Flannagan (with two ns – this is important) was once celebrated, in a minor way, for helping introduce direct carving, also called taille direct, into American sculpture – the practice of working right on the stone itself, letting the carving process influence the final shape, rather than preparing a model in another medium and reproducing it in stone. Yet since his suicide – after a difficult life marked by many losses and terrible poverty – Flannagan seems to have largely dropped out of the sight of everyone except those with a professional stake in the history of American art. The Whitney Museum of American Art, the Brooklyn Museum of Art, the Hirshhorn Museum, and the Smithsonian American Art have significant holdings, but the phrase “not currently on view” seems to pop up frequently in researching them. The Figge Museum in Davenport, Iowa, has a lovely carving of a sleeping fawn.
Smaller pieces seem to come up at auction fairly frequently and auction houses are one of the chief sources of images online, though at least one lists a piece as having “not sold.” There doesn’t seem to have been a retrospective since the one at the Museum of Modern Art that opened shortly after his death in 1942 (I just purchased a copy of the catalog on Abebooks for under twenty dollars). The most recent full-length study of his work I could find reference to was an unpublished dissertation submitted to the University of Minnesota in 1965.

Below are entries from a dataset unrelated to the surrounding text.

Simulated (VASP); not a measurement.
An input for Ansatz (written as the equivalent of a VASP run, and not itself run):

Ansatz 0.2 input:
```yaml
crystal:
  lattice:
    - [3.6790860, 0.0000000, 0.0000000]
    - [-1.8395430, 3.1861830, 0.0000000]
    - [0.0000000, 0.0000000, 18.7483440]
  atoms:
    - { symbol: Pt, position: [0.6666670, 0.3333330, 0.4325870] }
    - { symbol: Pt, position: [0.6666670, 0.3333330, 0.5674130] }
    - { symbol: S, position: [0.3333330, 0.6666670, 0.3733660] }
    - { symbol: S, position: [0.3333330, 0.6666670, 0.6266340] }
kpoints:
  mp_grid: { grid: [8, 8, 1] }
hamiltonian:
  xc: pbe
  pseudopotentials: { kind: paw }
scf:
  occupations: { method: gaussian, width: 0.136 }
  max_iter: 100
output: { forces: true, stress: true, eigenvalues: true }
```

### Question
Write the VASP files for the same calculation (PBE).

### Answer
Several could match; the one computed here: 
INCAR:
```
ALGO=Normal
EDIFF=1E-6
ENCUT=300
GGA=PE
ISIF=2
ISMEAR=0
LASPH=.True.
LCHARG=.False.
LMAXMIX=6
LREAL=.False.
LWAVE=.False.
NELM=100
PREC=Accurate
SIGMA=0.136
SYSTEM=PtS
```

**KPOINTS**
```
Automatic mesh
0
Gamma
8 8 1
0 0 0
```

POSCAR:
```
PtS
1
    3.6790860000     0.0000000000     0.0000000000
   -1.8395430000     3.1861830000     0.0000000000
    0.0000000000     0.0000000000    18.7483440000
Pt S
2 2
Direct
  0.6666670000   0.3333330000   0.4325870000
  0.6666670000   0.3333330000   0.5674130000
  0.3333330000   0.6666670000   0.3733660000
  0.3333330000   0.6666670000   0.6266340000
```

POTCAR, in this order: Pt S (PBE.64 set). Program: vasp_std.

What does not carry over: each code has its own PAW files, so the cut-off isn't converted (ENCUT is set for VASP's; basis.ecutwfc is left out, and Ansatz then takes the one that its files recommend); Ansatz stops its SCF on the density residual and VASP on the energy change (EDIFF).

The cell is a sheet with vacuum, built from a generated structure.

Even his name works against him – the Wikipedia entry for “John Flannagan (Sculptor)” begins with a note: “Not to be confused with John Flanagan (sculptor)”. The other John Flanagan (with one n), may not be a household name, either, but in 1932 he was responsible for one of the more familiar examples of three-dimensional design in this hemisphere – the U. S. quarter dollar coin. The other Flanagan, born in 1865, spent five years as a studio assistant to Augustus Saint Gaudens, perhaps the most celebrated and successful of all American sculptors, and enjoyed a long career marked by numerous government commissions, as his work on the quarter dollar suggests. Though much older than John Bernard Flannagan, he outlived him by ten years.
As I mentioned above, John Bernard Flannagan (with two ns) was, like Weldon Kees, a son of the Midwest, though the outlines of his early life are a much starker essay in prairie gothic. He was born in Fargo, North Dakota, in 1895; when he was five, his father died, and his impoverished mother gave up her children to an orphanage. When he created an image of a child leaning against its mother, he wrote, “As a boy I very rarely saw my mother, and I think that the whole psychological story of what that means to a child is implied in this piece.”
Flannagan managed to reach the Minneapolis School of Art, but dropped out to join the Merchant Marines when the U.S. entered World War I. In 1922, after leaving the Merchant Marine, he resumed his artistic training in New York, and soon found a mentor and patron in painter Arthur Bowen Davies. Davies, no longer a household name either, was one of the organizers of the famous Armory Show of 1913 and was associated with the painters of the Ashcan School, though his dreamy symbolist landscapes bear little resemblance to their gritty urban canvases (he was also, apparently, a longtime bigamist). Davies hired Flannagan to work on his farm in Rockland County while schooling the younger man in art.
Later, Flannagan was provided with a stipend by a New York gallery, and Guggenheim fellowships allowed him to spend the early thirties in Ireland, where he would scour the fields for stones whose forms called to him. But the later thirties brought two car accidents, the second of which is said to have involved a head injury. His suicide followed a divorce and a stint in a mental institution. “The story has unfolded to its tragic dénouement, and may someday be told – portrayed in the mood and with the complex overtones of a Dostoyevsky character,” wrote Carl Zigosser in the Museum of Modern Art catalog.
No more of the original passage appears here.